The Digital Media Skills panel underlined the importance of communication skills for all students looking to get jobs in media and technology. Eric Berger argued in his introduction that, in the future, communication will be the skill employers will look for when hiring. Most of the panel agreed. Rebecca Burnett added that “just as important as what you say is how you say it, who you say it to, why you say it, and the medium in which you say it.” Other panelists agreed, suggesting that given a highly technically skilled job prospect and one who is perhaps not as skilled but is a better communicator, most employers will hire the communicator.
Still, two of the most important topics for the panel were only mentioned briefly: the need for funding communication instruction and the need for communication to integrate what one member of the audience, a Business professor called, a “global sensibility.” He argued that rhetoric may be necessary for the future workplace but that it isn’t sufficient. Awareness of the cultural context of communication is important in our more globalized age, where workers compete with people from China and India.
In terms of funding, Rebecca Burnett suggested that initiatives like Plain Language, a program designed to improve communication between the government and the public, can provide a framework for the kinds of public monies needed to improve communication skills for students and workers. Burnett’s example of Plain Language also hinted at a perspective that was in the background of this panel, and many of the other panels at Future Media Fest: that of the citizen. While the omission is understandable, given that many of the presenters were focused on marketing, the question of the importance of communication skills for the public good cannot be overlooked.

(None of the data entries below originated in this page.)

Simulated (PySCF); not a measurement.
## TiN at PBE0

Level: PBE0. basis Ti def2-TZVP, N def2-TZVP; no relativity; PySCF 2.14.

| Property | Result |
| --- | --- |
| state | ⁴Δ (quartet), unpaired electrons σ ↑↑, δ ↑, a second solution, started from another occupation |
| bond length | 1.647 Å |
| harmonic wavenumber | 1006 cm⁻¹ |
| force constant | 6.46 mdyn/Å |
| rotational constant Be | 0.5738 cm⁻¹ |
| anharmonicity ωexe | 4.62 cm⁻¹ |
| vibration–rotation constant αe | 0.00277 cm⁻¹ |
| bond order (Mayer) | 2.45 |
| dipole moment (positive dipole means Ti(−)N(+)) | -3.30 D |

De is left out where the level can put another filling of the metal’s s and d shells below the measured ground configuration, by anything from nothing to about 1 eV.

For example, what kinds of digital skills are going to be important for citizens to maintain our democratic way of life in the future? Funding programs for communication skills in order to remain competitive with China and India, but so is having a government that can ensure the free and equal use of the internet for all people. The recent rulings against FCC efforts to enforce net neutrality have only made this process more difficult. If communication is important for the worker, it is doubly so for the citizen who must navigate through corporate lobbying, politicians who are more than happy to help spread falsehoods in order to win elections, and media corporations who are becoming less and less willing to challenge those falsehoods.